A single artistic expression, regardless of its form, can mean a great many things to both the artist and the viewer. Many individuals coming from both sides of this “mirror” (the creator of the piece, and its viewer) have used it not only to project the common feelings and subjects (or their absence) of fear, senses, habits and social relations, but to face them and physically put them out in the open. Presenting issues of taboo subjects in regard to women and the loss of senses through repetition, Erin M. Riley and Lucien Shapiro join forces in an exhibition titled Anew. Using contemporary craft, the artists examine themes of ritual and addiction through personal narratives.

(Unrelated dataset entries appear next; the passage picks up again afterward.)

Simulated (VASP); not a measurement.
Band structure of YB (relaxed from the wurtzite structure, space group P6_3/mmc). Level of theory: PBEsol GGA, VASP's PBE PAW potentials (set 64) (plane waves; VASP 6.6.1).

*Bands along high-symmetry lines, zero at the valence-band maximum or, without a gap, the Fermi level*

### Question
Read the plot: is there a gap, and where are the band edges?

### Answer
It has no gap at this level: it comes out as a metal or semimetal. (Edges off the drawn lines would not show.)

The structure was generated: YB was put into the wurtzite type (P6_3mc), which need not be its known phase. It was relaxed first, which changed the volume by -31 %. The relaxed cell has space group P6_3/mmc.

Facing Contemporary Issues
Both artists speak of issues that are shared by many in modern society, putting them in perspective with their own backgrounds. Erin M. Riley received her BFA in 2007 from Massachusetts College of Art and Design in Boston and her MFA from Tyler School of Art in Philadelphia in 2009. As a tapestry weaver living and working in Brooklyn she’s been weaving imagery based on social media images as well as autobiographical experiences, and they’re usually focused on various objects associated with womanhood. Her work has been exhibited both nationally and internationally, including shows at Guerrero Gallery in San Francisco, Space 1026 Gallery in Philadelphia, Sky High Gallery in Milwaukee, MK Gallery in Milton Keynes, United Kingdom and Town Hall Gallery in Hawthorn, Victoria in Australia. Lucien Shapiro explores addiction in his work, using the medium of sculpture and incorporating performances, as he describes his motifs and methods in a previous interview. Graduating from the San Francisco Academy of Art University in 2003 with a Bachelor of Fine Arts degree, he has shown his work at several galleries including Guerrero Gallery, Subliminal Projects, Lazarides, Ever Gold, Jonathan Levine, and Hashimoto Contemporary.
Anew in San Francisco
Presenting a two-person exhibition, Hashimoto Contemporary displays works representing visual dialogs of the artists. Attempting to reconsider the values of contemporary women in her hand-woven tapestries, Erin M. Riley portrays objects and subjects that are often considered taboo. “I want to face the daily objects that so many women use, but so many women hide. The more comfortable we are around certain things, the less they can be used against us” says Riley, as her weavings go from sexually explicit iPhone screenshots to a neatly organized row of used tampons. Lucien Shapiro explores addiction in his sculptures aligned with Riley’s weavings, portraying it through collected materials and found items. Recontextualizing bottle caps, broken glass and drug paraphernalia, Shapiro sees a way out of the circle of repetition and dependency in resolve, regaining the senses through a ritualistic journey. His latest series of sculptures will be accompanied by a film embodying the principle “see no evil, hear no evil, speak no evil.”
Erin M. Riley and Lucien Shapiro Exhibition at Hashimoto Contemporary in San Francisco
Joining forces in a mutual exhibition, Erin M. Riley and Lucien Shapiro battle their inner demons side by side. Masters of their own respective techniques, their aligned work complements each other well, connecting easily with the viewers. Presenting hand-woven tapestries of Erin M. Riley along with the latest series of sculptures of Lucien Shapiro, Hashimoto Contemporary hosts the joint exhibition titled Anew. The exhibition will be on view in San Francisco starting March 3rd, with both artists attending the opening reception from 6 – 10PM, and will last until March 26th, 2016.